Stanley Fischer awarded $100,000 for contribution to economic policy
Stanford University research institute gives prize to Israel's former central bank chief, who is waiting for confirmation as vice chairman of the Federal Reserve.
As former central bank governor Stanley Fischer awaits his confirmation as the U.S. Federal Reserve's No. 2, an economic policy research institute at Stanford University has awarded him a $100,000 prize in recognition of his contribution to economic policy.
Fischer was awarded the SIEPR Prize for Contributions to Economic Policy on March 14 by the Stanford Institute for Economic Policy Research at the SIEPR Economic Summit at the university.
U.S. President Barack Obama nominated Fischer for the Federal Reserve vice chairman position. His confirmation hearing with the Senate Banking Committee was Thursday, the day before he was awarded the prize.
The 70-year-old, who holds American and Israeli citizenship, was governor of Israel’s central bank from 2005 until June 2013. An economics professor for many years, he taught both former Fed chairman Ben Bernanke and European Central Bank chief Mario Draghi. He spent seven years as the No. 2 official at the International Monetary Fund during the Asian financial crisis. He was also vice chairman of Citigroup and chief economist at the World Bank. As head of the Bank of Israel, he was known for making decisions on interest rates that sometimes took the markets by surprise.

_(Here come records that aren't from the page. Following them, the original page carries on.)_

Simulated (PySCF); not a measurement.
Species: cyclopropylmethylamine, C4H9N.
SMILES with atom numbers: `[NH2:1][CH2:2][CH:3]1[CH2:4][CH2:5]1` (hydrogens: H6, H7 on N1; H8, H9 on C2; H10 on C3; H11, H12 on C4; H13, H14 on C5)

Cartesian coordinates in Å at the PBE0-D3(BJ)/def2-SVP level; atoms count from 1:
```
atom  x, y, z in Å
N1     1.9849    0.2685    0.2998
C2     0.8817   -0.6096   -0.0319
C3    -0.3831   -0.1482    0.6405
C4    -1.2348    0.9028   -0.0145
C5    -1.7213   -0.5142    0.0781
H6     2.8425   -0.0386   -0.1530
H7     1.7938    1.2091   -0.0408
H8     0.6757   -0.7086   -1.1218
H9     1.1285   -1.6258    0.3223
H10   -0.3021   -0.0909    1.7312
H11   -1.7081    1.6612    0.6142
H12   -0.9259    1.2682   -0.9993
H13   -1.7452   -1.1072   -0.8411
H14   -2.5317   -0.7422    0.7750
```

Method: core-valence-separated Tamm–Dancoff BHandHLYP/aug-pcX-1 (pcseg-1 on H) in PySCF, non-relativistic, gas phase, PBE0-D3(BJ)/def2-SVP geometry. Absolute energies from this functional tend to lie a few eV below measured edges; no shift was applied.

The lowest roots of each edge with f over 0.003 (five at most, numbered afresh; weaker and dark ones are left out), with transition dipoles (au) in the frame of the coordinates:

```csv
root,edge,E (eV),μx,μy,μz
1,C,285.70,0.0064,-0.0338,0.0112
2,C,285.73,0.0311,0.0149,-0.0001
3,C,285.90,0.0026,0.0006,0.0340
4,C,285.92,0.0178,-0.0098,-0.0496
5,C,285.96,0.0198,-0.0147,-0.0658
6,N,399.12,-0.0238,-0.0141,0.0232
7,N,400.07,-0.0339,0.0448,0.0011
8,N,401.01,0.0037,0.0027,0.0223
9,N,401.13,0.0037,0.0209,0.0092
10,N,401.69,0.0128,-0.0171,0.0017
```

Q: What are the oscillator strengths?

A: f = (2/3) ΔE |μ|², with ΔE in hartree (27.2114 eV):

"I think Stan is a perfect choice for this prize. His thoughtful leadership has helped the global economy navigate through challenging times from his positions at the World Bank, the IMF and the Bank of Israel," said SIEPR Director John B. Shoven. "He is a constant source of ideas on how to improve the functioning of the economy."
The SIEPR prize was awarded to Paul Volcker and Marty Feldstein in 2010 and 2012 respectively. The award is now in its 11th year.